On July 1st, Burundians celebrated 52 years of independence. Today, July 4th, the U.S. celebrates its 238th Independence Day. Here is some of what I saw and thought…
Everybody Loves A Parade
On Tuesday, Janette, Samuel, and I went downtown to see the preparations for the Burundian celebration. We worked our way in near the staging area for the parade participants which included a number of Burundian and International groups- church leaders, students, a marching band, Handicap International, security guards, military units. Along with some US Army cadets, we were the only white faces around. It always makes me a little nervous to be around so many soldiers who are sometimes not as careful with the weapons they are carrying as I would like.

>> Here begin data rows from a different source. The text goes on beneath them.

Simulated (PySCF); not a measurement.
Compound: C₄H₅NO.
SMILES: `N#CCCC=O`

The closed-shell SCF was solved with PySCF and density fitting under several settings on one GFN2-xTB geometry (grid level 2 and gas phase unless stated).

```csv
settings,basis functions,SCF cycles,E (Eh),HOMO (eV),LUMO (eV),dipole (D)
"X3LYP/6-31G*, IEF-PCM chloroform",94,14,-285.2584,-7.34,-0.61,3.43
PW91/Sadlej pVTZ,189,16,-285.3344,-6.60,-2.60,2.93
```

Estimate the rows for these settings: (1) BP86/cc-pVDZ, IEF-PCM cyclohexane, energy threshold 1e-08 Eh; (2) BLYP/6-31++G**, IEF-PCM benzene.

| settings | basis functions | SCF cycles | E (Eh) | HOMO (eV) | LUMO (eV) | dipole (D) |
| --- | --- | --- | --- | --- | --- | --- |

This parade was not for the masses but rather a short procession in front of dignitaries including the President who were all tucked away inside the National Stadium. We also watched a number of paratroopers jump from a high-flying helicopter and land inside the Stadium.
Independence Means Work
Independence Day is a good day to reflect on how far this country has come. There is an elected President in place. There is no open conflict (although opposition parties might disagree with that assessment). But multiple assassinations and political intrigues have plagued them from the very beginning. They are consistently on the wrong end of lists for corruption, poverty, hunger, and education access. The effects of the years of colonization are neither easily nor quickly forgotten. It is a fragile independence to be sure but there is at least some degree of self-determination. And there is a lot of work left to do before all Burundians enjoy the freedoms and benefits that ought to come with independence.
Independence vs. Independent
I wonder if we sometimes confuse these two terms. Americans celebrate them both with almost equal vigor. The first is a condition we have while the second describes what we are. Burundians have independence or freedom. But they are not independent. Millions of dollars in foreign assistance arrive in Burundi each year. Many international NGOs have a significant presence here. Burundians need the rest of the world to see their country and look for healthy ways to come alongside them.
No one disputes that fact. Burundians are not going to be able to grit their teeth and pull themselves out of this hole. Their dependence on others is tangible and sometimes used against them- “unless you change this policy, you won’t qualify for that loan.” (We know how Americans would respond to that sort of pressure!) Is it okay for a country or a person to be dependent on others?
We Need Each Other
Within the church, we face this same tension. We have been set free in Christ and yet we are part of one Body which presumes certain limitations on those freedoms. With God’s help, we can learn to embrace this inter-dependence. Our freedom must not lead to isolation but rather to a greater sense of community. As we serve in Burundi, we want to be mindful of our connectedness to you who pray for and financially support us. And we pray that you will look at those near you who are perhaps outwardly declaring their independence but inwardly longing for someone to be with them in their utter dependency.